Dubai is the closest we have to Atlantis, the ancient engineering feats: the kind of architecture we will not believe existed in 1,000, 2,000 years. It's also the closest man gets to God – that we forged this land ourselves, in the most absurd shape possible, an island in the shape of a palm, a palm it turns out one of the most impossible-to-traverse shapes in all of existence, the retconned monorail on top of the Palm Jumeirah a sort of million-dollar monument to man's folly. There is something doomed about it, Babylonian: so many of the towers come in pairs, like the ancient statues; the logistics of the place make absolutely no sense at all. We travel done a herringbone paved motorway and I wonder how long it took. We look at a skyline unburdened by cranes and machinery and I wonder where this city came from. There is something featureless about it: the sea doesn't move, people barely touch the pavements during the heat of the day. Dubai is like a rushed videogame: it could be alive, one day, when it's finished, when the algorithm that blows trash around the streets is finally coded. Until then it is just blocks in the approximate shape of a city people could live in. It's GTA III.

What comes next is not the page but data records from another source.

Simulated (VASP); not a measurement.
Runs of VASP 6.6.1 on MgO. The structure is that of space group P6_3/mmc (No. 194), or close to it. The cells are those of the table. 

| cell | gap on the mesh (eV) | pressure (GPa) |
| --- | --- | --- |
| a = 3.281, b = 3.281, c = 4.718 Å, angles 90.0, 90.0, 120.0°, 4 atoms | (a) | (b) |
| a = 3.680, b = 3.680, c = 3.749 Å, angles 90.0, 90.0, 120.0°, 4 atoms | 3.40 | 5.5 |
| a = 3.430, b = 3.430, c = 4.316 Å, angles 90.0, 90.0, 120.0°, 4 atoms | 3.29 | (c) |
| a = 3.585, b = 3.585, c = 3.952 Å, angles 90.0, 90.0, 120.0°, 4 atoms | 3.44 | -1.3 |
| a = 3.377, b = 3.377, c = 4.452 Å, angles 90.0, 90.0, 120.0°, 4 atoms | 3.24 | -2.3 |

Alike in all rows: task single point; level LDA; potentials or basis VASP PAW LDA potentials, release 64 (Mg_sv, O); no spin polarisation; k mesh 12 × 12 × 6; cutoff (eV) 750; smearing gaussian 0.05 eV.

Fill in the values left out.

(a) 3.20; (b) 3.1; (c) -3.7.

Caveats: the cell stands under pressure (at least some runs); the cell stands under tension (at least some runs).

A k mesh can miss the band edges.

Airports are designed to freak you out – they are long white corridors created to make you think you've lost your passport even though you're holding your passport – but there are two specific steps in the dance that make the lay person freak out and forget their personhood. The first: waiting at a baggage carousel for your plain black Tripp pull-case, the exact same case every other person on the plane bought from Debenhams that week, yours not turning up, the anxiety slowly building amongst you and the crowd, lobsters boiling alive as the water turns from cold to hot, until you are 25 minutes in and at a moment of high stress, what about your iPad, your toiletries, those trousers, oh god will the insurance cover it, oh god do I— oh, no, there's my bag. And secondly, routine bag and body searches, security checks that make even the most ardent socks-and-sandal law abider have a major paranoid wobble and briefly suspect they might have accidentally packed their case full of smack.


It's strange, this wordless language we have, the passage of miniature Toblerone from holiday taker to non-holiday taker, this infinite contract we sign with our work colleagues to always bring them small duty-free snacks to them after having the temerity to take annual leave, this bizarre ritual we have. But people really do get emotional about miniature Toblerone. Do not forget about them.